Gary Oldman was Sirius-ly unimpressed with his own Harry Potter performances

"I think my work is mediocre in it," Oldman said of his turn as Sirius Black in the Potter flicks

Gary Oldman was Sirius-ly unimpressed with his own Harry Potter performances
Gary Oldman Photo: Kate Green

We have to imagine it would be difficult to be judged by Gary Oldman—That voice! That glower! That endless series of accents and prosthetics! Which is why we’re glad today that we are not, in fact, Gary Oldman. Who went in for a bit of the ol’ self-judgment on Josh Horowitz’s Happy Sad Confused podcast recently, in which he asserted, with total sincerity, that he thinks his performances in the Harry Potter movies were “mediocre.”

Gary Oldman talks SLOW HORSES, HARRY POTTER, BATMAN I Happy Sad Confused

“I think my work is mediocre in it,” Oldman bluntly says in the interview, provoking a “Gary!” from the ever-affable Horowitz. (Who was interviewing the actor in front of an audience at the 92nd Street Y in New York.) Referencing his old friend Alan Rickman (who was a tad more invested in the material, including famously being one of the only people, besides J.K. Rowling, to know a few of the franchises’ bigger secrets before the books finished publishing), Oldman asserted that, “Maybe if I had read the books, like Alan… If I had gotten ahead of the curve a bit—if I had known what’s coming—I honestly would have played it different.”

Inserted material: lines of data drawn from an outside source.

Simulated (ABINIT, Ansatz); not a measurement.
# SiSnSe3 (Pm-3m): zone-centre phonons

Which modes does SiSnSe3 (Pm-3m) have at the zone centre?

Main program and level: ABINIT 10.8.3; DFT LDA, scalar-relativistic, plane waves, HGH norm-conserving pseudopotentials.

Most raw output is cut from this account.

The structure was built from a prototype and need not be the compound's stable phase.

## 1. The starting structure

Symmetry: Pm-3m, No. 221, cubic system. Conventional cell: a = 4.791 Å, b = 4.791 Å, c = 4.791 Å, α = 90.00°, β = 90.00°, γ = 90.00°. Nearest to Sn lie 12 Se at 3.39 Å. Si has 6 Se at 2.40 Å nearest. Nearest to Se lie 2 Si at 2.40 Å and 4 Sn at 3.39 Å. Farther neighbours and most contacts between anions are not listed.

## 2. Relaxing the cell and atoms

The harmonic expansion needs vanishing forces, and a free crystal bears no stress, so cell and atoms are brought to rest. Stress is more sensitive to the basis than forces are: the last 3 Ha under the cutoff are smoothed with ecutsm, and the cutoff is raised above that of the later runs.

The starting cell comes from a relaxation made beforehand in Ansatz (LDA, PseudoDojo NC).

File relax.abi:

Oldman was careful to keep his focus on himself, not the material; he’s said on more than one occasion (including a recent interview with Drew Barrymore), that, from a monetary/free-time point of view, the movies were extremely good jobs. (Ditto his other big franchise role from the era, in Christopher Nolan’s Dark Knight movies; the big connection between the two being that they a) paid a lot and b) didn’t involve having to travel too far from his kids to make them.) He did express a bit of irritation with the production of the movies while talking to Horowitz, noting that the bit in Harry Potter And The Prisoner Of Azkaban, where he had to lay down motionless next to a frozen lake for an entire week, was the least pleasant thing he’d done in his entire career.